How to coerce functors applied to coercible arguments

Question

Consider the following Haskell code:

import Data.Coerce

newtype Decorated s a = Decorated a

fancyFunction :: Ctx s => f (Decorated s a) -> r
fancyFunction = ...

instance Ctx s => SomeClass (Decorated s a)

myFunction :: Functor f => f a -> r
myFunction = fancyFunction . fmap coerce

I'd like to make myFunction faster by replacing fmap coerce with coerce. The rationale is that coerce behaves like id and one of the functor laws is fmap id = id.

The only way I can see of doing this is to add Coercible (f a) (f (Decorated s a)) to the context but it refers to s which is not referred to anywhere else. Even worse, if a is bound in a universal type, I cannot express the constraint. Is there a constraint I could express in terms of f only to let me use coerce to convert between f a and f (Decorated s a)?

Is this something that the compiler figures out on its own from the fact that f is a functor? If so, does it also work with bifunctors, traversables and bitraverables?

Answer 1

Unfortunately, Coercible (f a) (f (Decorated s a)) really what you want in your constraint given the current state of GHC. Now, the fact that s and a don't show up elsewhere is not something good - it means GHC won't know what to do with them (they are ambiguous)! I won't get into that...

---

Depending on the role of the type parameter fed to the type constructor f, Coercible a b may or may not imply Coercible (f a) (f b). In this case, we'd want that role to be nominal - but there isn't (yet at least) a way to express this in a constraint. To explain what I mean, consider the following two data definitions:

{-# LANGUAGE TypeFamilies #-}
import Data.Coerce

-- type role of `a` is "representational"
data Data1 a = Data1 a

-- type role of `a` is "nominal"
data Data2 a = Data2 (TypeFunction a)
type family TypeFunction x where
  TypeFunction Bool = Char
  TypeFunction _ = ()

Then, while it is true that Coercible a b entails Coercible (Data1 a) (Data1 b), it does not entail Coercible (Data2 a) (Data2 b). To make this concrete, load up the above in GHCi, then try:

ghci> newtype MyInt = My Int
ghci> let c1 = coerce :: (Data1 MyInt) -> (Data1 Int)
ghci> let c2 = coerce :: (Data2 MyInt) -> (Data2 Int) -- This doesn't work! 

Unfortunately, there is no built-in constraint based way of enforcing that the role of a type variable is representational. You can make your own classes for this, as Edward Kmett has done, but GHC doesn't automatically create instances of some of these classes the way class instances for Coercible are.

This led to this trac ticket where they discuss the possibility of having a class Representational f with instances generated like for Coercible which could have things like

instance (Representational f, Coercible a b) => Coercible (f a) (f b)

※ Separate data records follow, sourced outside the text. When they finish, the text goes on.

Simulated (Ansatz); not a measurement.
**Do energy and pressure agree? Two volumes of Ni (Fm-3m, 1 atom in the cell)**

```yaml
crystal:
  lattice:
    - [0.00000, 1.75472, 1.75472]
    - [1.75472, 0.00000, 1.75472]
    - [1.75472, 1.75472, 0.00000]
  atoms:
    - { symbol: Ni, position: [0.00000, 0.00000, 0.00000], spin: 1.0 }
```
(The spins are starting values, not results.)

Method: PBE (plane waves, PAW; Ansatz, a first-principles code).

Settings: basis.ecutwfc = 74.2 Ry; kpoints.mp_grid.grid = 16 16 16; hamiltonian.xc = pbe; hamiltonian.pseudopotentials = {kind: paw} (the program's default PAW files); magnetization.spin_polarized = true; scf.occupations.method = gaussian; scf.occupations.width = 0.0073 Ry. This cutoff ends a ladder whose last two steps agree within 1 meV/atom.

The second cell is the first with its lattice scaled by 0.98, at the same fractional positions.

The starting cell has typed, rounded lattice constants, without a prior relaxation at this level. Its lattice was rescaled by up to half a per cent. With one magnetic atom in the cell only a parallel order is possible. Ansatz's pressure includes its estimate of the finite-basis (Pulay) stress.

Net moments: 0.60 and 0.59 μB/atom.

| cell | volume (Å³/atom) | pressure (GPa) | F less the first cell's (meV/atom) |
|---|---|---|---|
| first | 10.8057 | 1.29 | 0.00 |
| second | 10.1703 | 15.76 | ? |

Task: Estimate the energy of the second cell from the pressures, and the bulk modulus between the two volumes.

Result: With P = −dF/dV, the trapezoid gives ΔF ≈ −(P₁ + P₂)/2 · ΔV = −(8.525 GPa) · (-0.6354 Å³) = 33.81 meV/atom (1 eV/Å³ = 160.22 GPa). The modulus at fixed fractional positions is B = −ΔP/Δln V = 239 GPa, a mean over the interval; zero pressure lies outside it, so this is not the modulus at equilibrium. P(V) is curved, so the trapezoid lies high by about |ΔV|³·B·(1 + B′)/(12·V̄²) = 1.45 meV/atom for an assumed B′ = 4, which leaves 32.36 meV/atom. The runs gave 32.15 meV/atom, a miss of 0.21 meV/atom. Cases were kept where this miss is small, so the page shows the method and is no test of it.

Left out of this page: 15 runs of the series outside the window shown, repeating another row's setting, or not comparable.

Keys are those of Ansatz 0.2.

If this was actually a thing today, all you would need in your constraint would be Representational f. Furthermore, as Richard Eisenberg observes on the ticket, we really ought to be able to figure out that a in f a has a representational role for any reasonable functor f. Then, we might not even need any constraint on top of Functor f as Representational could be a superclass of Functor.

Here is a good discussion of the current limitations of roles.

Answer 2

Now that you have QuantifiedConstraints, I think you can do this:

type Parametric f = (forall a b. (Coercible a b => Coercible (f a) (f b)) :: Constraint)

newtype Foo = Foo Int

myFunction :: (Parametric f) => f Foo -> f Int
myFunction = coerce

test :: [Int]
test = myFunction [Foo 1, Foo 2, Foo 3]

This is nice, because an instance of Parametric f witnesses that f is an endofunctor on a category where the objects are types and a morphism between types A and B is an instance of Coercible A B.